Ive been reviewing yesterday’s test that I took - full mock, AM&PM sessions for those that asked, and now I think I realize that my revisions have been lacking - Ive spent most of the day seriously drilling the topics trying to gain a better understanding, and now I think Ive been able to settle down some.
There were a good amount of stupid errors (aggrevating when reviewing but at least correctable) and then a couple topics (deriv/pension accounting) where I just bombed. Will do complete revision through those problem areas and hopefully can cut down on dumb mistakes and I should be able to raise my score by (at least) 10% - which should hopefully be able to propel me into a better chance of passing.
May spend a majority of the time reviewing some of these topics while putting a hold on any more mocks for now (signed up for live mock in a two weeks so I have that going for me) and have a couple others I can swing in the last week or so. Also planning on drilling the practice CFA questions from the website - Ive been hit or miss here but they seem to hit all the main concepts which is key.
I have been doing full mocks under exam conditions with 1 hour in between.
CFAI practice vignettes are a great tool to test your understanding on the variability of questions we can be asked come exam day, and also prep you to sort through the extra information they include in the questions. Just finished reviewing yesterday’s mock and plan on doing another run through of the EOCs on the weak areas.

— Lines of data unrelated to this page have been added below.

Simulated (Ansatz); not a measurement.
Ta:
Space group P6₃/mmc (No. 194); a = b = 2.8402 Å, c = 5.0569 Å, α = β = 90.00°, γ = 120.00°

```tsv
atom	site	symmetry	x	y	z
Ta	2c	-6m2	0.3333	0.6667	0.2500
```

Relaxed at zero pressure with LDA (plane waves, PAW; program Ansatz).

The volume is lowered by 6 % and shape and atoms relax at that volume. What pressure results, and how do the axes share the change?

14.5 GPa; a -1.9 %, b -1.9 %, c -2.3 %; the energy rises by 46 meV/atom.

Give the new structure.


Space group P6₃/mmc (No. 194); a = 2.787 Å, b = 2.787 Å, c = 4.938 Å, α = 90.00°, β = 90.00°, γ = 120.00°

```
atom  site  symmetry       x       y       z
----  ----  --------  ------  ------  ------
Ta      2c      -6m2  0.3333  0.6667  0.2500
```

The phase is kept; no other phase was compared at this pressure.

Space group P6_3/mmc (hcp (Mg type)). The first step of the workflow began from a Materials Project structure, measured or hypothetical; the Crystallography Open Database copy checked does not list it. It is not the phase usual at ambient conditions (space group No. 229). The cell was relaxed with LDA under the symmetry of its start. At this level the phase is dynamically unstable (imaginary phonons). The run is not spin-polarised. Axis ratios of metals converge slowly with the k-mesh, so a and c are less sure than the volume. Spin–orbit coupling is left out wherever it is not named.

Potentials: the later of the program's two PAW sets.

Plan for the week is to complete Schweser #4 and the CFAI mock next weekend after thorough review of my weak areas and going through as many of the CFAI vignettes as I can, particularly in the heavily weighted areas.
I simply revise and review everything. Even if I got the answer right I like to know that my approach was the correct one and I didn’t just get lucky. I feel like usually things even out between a mixture of a few lucky “rights” and stupid mistakes/didn’t read carefully “wrongs”, but it’s important that I cover them all. I feel like in my first band 10 fail of L1 I would just review questions i got wrong and that left out a lot of material I still needed revision on.